On Fri, Sep 23, 2005 at 11:50:58AM -0700, David S. Miller wrote:
> From: Ravikiran G Thirumalai <[email protected]>
> Date: Fri, 23 Sep 2005 11:40:52 -0700
>
>
> I worry about real life sites, such as a big web server, that will by
> definition have hundreds of thousands of routing cache (and thus
> 'dst') entries active.
>
> The memory usage will increase, and that's particularly bad in this
> kind of case because unlike the 'lo' benchmarks you won't have nodes
> and cpus fighting over access to the same routes. In such a load
> the bigrefs are just wasted memory and aren't actually needed.

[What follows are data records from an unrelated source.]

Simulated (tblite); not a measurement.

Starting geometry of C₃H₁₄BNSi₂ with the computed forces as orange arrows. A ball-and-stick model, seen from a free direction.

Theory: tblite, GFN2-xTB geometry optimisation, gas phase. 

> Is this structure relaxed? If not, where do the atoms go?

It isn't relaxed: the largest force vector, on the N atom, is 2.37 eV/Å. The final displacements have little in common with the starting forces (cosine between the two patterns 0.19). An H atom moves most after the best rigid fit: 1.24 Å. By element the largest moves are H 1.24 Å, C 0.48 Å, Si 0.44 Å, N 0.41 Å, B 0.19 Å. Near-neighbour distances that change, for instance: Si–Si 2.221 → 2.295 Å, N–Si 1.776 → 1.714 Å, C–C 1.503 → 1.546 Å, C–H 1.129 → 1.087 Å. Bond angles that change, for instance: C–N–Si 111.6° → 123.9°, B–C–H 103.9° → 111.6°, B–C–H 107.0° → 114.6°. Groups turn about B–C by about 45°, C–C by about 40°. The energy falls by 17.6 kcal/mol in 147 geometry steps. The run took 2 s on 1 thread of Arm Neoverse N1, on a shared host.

Point taken. That is the reason I have excluded the dst patches in this
patchset. The problem with dst.__refcount stays and we should probably look
for some other approach rather than thinking per-cpu/per-node counters for
this.
But the patch in question now is net_device refcount. Surely that doesn't
affect webservers with many dst entries.
>
> I really would like to encourage a move away from this fascination
> with optimizating the loopback interface performance on enormous
> systems, yes even if it is hit hard by the benchmarks. It just
> means the benchmarks are wrong, not that we should optimize for
> them.
Benchmarks could be wrong, but we don't control what people run.
And there are apps which use lo (for whatever reason) :(.